The Word for today: Psalm 18:1-30

mark this: Proverbs 18:10
“The Name of the LORD is a strong tower; the righteous run to it and are safe.”

I still remember the feelings clearly. Anticipation. Nervousness. Excitement. Fear.
I remember all the questions that would race through my mind. Can anyone see me? Is there a better spot? Can I make it there? Did they really count all the way to 100?

And then the moment of truth arrived. You’ve been spotted. You were almost there, but your cover was blown. There was no chance of hiding again. Here was your one chance run like heck or just stand there paralyzed. The only question that mattered at that point was did you have it in you to outrun the seeker? Your heart was beating like crazy. You were tired and out of breathe. Your nerves were shot from adrenaline. Let’s play again!

There is a reason that hide & seek is a perennial favorite since the dawn of time. It never gets old, we just do. As a child I think the kids in our neighborhood played hide & seek every night we could over the summer. And central to Hide & Go seek is the concept of a “home base”, the place where you try with all your might to get there, and once you’re there- you are safe. Our home base was always the lamppost right in front of my house. That poor thing had to be replaced because of all us kids dashing into it and clinging for dear life.

As we look to today’s passage, the first half of Psalm 18, I want you to keep that idea of home base in mind. We have here a song written by a man who knew what it meant to be hunted and chased. At the time when David was a fugitive, always running from the relentless Saul. Though he was innocent in the matter, he spent the better part of a decade hiding as public enemy number one. Notice the language he uses in here.

David looks to God as his:
– strength v. 1
– rock v. 2
– fortress v. 2
– deliverer v. 2
– refuge v. 2
– shield v. 2
– salvation v. 2
– stronghold v. 2
– support v. 18

In verses 4-19, David vividly describes how Mighty God rescued him.
The key in this Psalm is found in verse three, David “calls to the LORD…. and he is saved…”
That truth has huge implications in the rest of the Bible as well.
In his sermon on the day of Pentecost, Peter proclaimed that which the prophet Joel had written: “Everyone who calls on the name of the Lord will be saved (1).”
The apostle Paul later echoed that same sentiment in his letter to the Romans (2).
So, what does it mean to call upon the name of the LORD?
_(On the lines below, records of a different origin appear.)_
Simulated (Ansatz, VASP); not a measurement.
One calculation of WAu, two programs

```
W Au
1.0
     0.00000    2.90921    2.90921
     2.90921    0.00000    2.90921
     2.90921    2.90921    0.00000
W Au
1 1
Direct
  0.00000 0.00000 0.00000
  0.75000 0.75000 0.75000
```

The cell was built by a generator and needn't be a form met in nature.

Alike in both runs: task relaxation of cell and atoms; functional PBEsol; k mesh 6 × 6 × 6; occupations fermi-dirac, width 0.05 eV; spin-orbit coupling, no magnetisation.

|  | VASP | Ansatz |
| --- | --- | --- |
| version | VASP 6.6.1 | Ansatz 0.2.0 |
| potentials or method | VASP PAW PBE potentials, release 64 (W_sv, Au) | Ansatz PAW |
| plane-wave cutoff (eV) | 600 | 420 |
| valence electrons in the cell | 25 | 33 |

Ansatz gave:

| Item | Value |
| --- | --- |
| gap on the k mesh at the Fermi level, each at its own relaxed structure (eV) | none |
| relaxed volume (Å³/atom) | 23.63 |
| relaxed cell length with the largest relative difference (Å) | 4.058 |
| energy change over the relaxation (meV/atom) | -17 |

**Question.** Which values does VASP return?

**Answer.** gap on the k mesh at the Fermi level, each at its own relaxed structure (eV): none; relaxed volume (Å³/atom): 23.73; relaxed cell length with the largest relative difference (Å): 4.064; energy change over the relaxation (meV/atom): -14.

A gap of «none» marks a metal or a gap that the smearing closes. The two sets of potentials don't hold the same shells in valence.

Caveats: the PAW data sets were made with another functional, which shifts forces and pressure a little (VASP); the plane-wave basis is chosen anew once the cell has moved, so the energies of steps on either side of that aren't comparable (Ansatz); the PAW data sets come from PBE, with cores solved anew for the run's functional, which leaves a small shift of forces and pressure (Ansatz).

We humans like to make things complicated, but the Bible keeps it simple. Calling upon the name of the LORD means we trust in God as our fortress and we enter into His protection.

That is salvation- when we stop trusting in ourselves or our good deeds or our religion or our pedigree or our church or whatever, and instead accept and received and remain and cling to the shelter that Jesus Christ provides. He is the fortress, the rock, the strong tower. We run to Him and are saved.

But remember, any place of protection only works if you bring yourself into it. It did people no good to camp outside Noah’s Ark. They were either in or out. In the Old Testament, if you were fleeing to a City of refuge- you had to go inside. Putting down roots in a nearby suburb would not cut it. You were either in or out. The same is true of this passage- you are only safe if you get in that strong tower, into that fortress, behind that shield, inside that fortress. Anything less is disaster.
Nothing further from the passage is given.